Team admits a mix-up with one of their neutron detectors.
Eugenie Samuel Reich
Rusi Taleyarkhan with his table-top fusion equipment in a lab at Oak Ridge, Tennessee, where he conducted research before coming to Purdue.
Credit: U.S. Department of Energy file photo/Lynn Freeny
A group of researchers making high-profile claims about fusion energy has admitted to accidentally using equipment different from that reported in their most recent paper.
An erratum providing details of the mistake by Rusi Taleyarkhan of Purdue University and colleagues has been published in Physical Review Letters1. Critics interpret the admission as a sign that the group's fusion claims2 are unravelling, because it comes in the wake of serious questions about the original work's validity (see 'Is bubble fusion simply hot air?').

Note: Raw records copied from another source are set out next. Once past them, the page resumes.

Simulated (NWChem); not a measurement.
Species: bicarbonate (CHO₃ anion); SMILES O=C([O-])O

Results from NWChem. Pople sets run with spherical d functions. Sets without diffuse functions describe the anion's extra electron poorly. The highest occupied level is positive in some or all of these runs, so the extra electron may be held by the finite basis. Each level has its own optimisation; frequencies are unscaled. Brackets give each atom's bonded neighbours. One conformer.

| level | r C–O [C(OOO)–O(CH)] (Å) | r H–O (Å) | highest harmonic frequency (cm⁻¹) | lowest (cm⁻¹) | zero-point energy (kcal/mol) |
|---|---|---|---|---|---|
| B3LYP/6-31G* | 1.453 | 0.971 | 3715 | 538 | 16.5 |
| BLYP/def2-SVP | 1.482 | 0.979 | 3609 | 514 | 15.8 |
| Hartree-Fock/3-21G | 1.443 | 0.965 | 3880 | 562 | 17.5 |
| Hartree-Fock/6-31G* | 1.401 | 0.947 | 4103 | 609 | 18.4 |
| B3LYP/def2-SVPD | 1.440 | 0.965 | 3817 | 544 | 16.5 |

"Confusing detectors in a discovery of this magnitude is an embarrassing mistake," says Seth Putterman of the University of California, Los Angeles. But Taleyarkhan and colleagues say that their data, analysis and conclusions are not affected by the error.
In January, Taleyarkhan published the most recent of a series of papers in respected journals that claimed to see neutrons characteristic of fusion reactions coming from collapsing bubbles in organic fluids.
If validated, such work could pave the way for cheap, green energy. Taleyarkhan claimed to have deployed three independent methods of detecting these neutrons, one of which was a boron trifluoride gas proportional tube with a polyethylene covering. His erratum notes that this actually turned out to be a lithium iodide crystal scintillation detector, also with a polyethylene covering.
According to the erratum, the error was discovered "upon disassembly of the outer coverings" of the detector and is due to "an oversight which was based on incorrect information from a person's recollection who loaned this apparatus for the study".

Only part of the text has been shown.